NoDrop would be a backwards-compatibility hazard. Right now programmers widely assume that adding a Drop impl (explicitly or implicitly) is a backwards compatible change. You could use Copy bound as a proxy for NoDrop, but it has obvious limitations.

4 Likes

I think this would be a bad change, especially since it is hard to automatically tell when something is performance critical. In most cases it would add noise to the code and result in error messages telling you that you forgot to add an explicit drop. Not having to do so is one of the big benefits of having the borrow checker.

But there is a different way that could be used here (assuming you're using a language server):

  • For types and variable names rust-analyzer shows a hint, making the code easier to read.
  • The same could be done (opt-in?) for drop locations and other performance relevant/impacting things. That way it can easily be disabled but still quick/easy to access when needed.
  • Something similar could for example be done for optimizations like inlining (though rust-analyzer probably doesn't have enough information for that), showing when a function is or is not inlined (again, as a configurable opt-in).
  • Or in struct/enum definitions for padding bytes that are added, thus showing where you can at add more data at little to no cost.

cargo check and clippy give you information/hints when it's pretty sure something is useful, when there is a way to detect that it could be done better. But besides such hints from rust-analyzer (of which there could/should be more) there is no way to easily see such cases, especially in performance critical code, unless you already know what you're looking for (memory layout, alignment issues, allocations, deallocations/drops, ...)

2 Likes

They do, but it's not. (Related discussion.)

2 Likes

You may be right. While I think a NoDrop trait might not be a breaking change (since it could be used to make sure no drop is 'inherited', just like the Copy trait already does as stated by newpavlov) and might not really clutter the code since it would only be used when needed in struct/enum definitions, adding hints to the toolchain might actually be the better approach.

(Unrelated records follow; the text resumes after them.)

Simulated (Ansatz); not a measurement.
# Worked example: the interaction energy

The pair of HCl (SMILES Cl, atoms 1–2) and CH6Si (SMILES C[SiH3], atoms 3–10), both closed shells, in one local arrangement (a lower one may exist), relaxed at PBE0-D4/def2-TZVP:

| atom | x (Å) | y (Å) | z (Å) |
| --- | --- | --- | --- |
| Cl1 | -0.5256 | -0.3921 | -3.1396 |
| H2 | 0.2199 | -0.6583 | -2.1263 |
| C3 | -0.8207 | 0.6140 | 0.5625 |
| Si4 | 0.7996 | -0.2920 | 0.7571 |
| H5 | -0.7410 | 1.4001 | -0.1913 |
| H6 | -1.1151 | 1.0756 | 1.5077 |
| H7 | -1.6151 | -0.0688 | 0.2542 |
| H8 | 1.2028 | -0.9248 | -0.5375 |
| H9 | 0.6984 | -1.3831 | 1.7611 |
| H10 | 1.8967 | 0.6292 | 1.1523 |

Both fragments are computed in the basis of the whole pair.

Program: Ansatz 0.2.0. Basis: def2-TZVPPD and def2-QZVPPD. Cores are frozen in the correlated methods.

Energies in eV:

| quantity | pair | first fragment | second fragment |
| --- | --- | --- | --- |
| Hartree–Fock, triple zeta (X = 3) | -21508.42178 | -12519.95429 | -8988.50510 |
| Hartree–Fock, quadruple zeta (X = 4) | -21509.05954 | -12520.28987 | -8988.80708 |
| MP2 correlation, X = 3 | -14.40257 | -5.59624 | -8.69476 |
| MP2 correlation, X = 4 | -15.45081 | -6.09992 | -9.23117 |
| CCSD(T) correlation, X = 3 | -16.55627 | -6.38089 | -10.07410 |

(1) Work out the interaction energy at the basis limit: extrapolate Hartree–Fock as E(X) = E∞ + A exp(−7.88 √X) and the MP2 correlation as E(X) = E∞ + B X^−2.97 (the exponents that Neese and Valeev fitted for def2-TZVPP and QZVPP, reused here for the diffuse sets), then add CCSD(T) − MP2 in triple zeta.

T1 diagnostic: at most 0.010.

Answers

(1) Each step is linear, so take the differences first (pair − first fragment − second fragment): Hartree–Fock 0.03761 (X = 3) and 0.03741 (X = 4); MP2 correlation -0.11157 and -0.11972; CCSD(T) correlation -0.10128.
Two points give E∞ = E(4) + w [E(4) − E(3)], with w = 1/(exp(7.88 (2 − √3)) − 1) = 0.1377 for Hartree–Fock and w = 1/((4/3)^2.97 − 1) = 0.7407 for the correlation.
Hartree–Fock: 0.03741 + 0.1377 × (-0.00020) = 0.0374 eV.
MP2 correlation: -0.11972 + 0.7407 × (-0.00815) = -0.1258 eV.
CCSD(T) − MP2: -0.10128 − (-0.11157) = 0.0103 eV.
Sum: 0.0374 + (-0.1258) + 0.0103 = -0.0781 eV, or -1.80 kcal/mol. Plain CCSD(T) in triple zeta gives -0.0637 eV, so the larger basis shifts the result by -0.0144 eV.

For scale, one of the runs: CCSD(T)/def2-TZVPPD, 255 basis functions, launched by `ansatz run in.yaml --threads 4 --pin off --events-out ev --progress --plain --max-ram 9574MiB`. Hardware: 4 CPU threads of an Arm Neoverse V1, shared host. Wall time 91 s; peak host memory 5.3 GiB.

This could also help address other potential performance issues, like nested inlining. I ran into that when optimizing the interpreter — it's possible to control inlining somewhat with the #[inline(always)] annotation, but even then, if a function is recursive, the compiler has to decide how deep to inline. That led to some interesting effects where small changes in code or annotations made a big difference in performance.

Anyway, after spending a few afternoons scratching my head, I finally ran a real-world benchmark yesterday (quicksort of an array) on the interpreter. And guess what? Even though the interpreter is written in plain safe Rust without any fancy optimizations on the AST, it ended up being about as fast as Lua 5.3.

I was really surprised that it ended up that good, because Lua is written in plain C and one of the fastest scripting languages I know. I expected the additional safety of Rust to add at least a small penalty.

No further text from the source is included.